Babu Jagjivan Ram 113th birth anniversary.:
The Prime Minister paid tributes to freedom fighters and former Deputy Prime Minister Babu Jagjivan Ram on his 113th birth anniversary.
- Jagjivan Ram, popularly known as Babuji, was a national leader, a freedom fighter, a crusader of social justice, a champion of depressed classes, and an outstanding Parliamentarian.
- Jagjivan Ram was born on 5th April 1908 in Chandwa in Bihar to a Dalit family.
- In 1931, he became a member of the Indian National Congress (Congress Party).
- He was instrumental in the foundation of the All India Depressed Classes League, an organisation dedicated to attaining equality for untouchables, in 1934-35.
- He was a champion of social equality and equal rights for the Depressed Classes.
- In 1935, he proposed at a session of the Hindu Mahasabha that drinking water wells and temples be open to untouchables.
- In 1935, Babuji also appeared before the Hammond Commission at Ranchi and demanded, for the first time, voting rights for the Dalits.
- He was jailed twice in the early 1940s for his political activities associated with the Quit India movement against British rule.
- When Jawaharlal Nehru formed the provisional government, Jagjivan Ram became its youngest minister.
- After independence he held the labour portfolio until 1952. Thereafter he served in Nehru’s cabinet in the posts of minister for communications (1952–56), transport and railways (1956–62), and transport and communications (1962–63).
- He served as minister for food and agriculture (1967–70), and in 1970 he was made minister of defense.
- The Indo-Pakistan War of 1971 was fought when he was the defense minister.

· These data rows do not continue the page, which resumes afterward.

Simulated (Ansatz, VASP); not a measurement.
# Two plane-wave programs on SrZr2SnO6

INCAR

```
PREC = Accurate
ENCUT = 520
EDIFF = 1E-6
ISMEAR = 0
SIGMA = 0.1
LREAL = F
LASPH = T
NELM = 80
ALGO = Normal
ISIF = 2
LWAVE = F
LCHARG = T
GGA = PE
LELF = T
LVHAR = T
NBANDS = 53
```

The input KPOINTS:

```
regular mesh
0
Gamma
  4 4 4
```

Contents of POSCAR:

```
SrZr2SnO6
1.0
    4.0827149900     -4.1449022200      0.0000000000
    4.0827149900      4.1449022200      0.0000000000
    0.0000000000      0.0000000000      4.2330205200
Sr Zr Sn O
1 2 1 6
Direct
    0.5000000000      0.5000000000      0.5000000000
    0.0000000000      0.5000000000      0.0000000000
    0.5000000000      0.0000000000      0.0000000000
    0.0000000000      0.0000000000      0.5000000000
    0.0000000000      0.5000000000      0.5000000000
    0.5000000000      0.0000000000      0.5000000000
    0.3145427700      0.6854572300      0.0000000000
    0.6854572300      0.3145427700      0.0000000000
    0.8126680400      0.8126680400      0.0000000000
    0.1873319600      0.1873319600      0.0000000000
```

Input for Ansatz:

- He left Congress in 1977 and joined the Janata Party alliance, along with his Congress for Democracy (new party). He later served as the Deputy Prime Minister of India (1977–79).
- Jagjivan Ram was a member of the Parliament uninterrupted from 1936 to 1986 (40 years) and this is a world record.
- He also holds another record for being the longest-serving cabinet minister in India (30 years).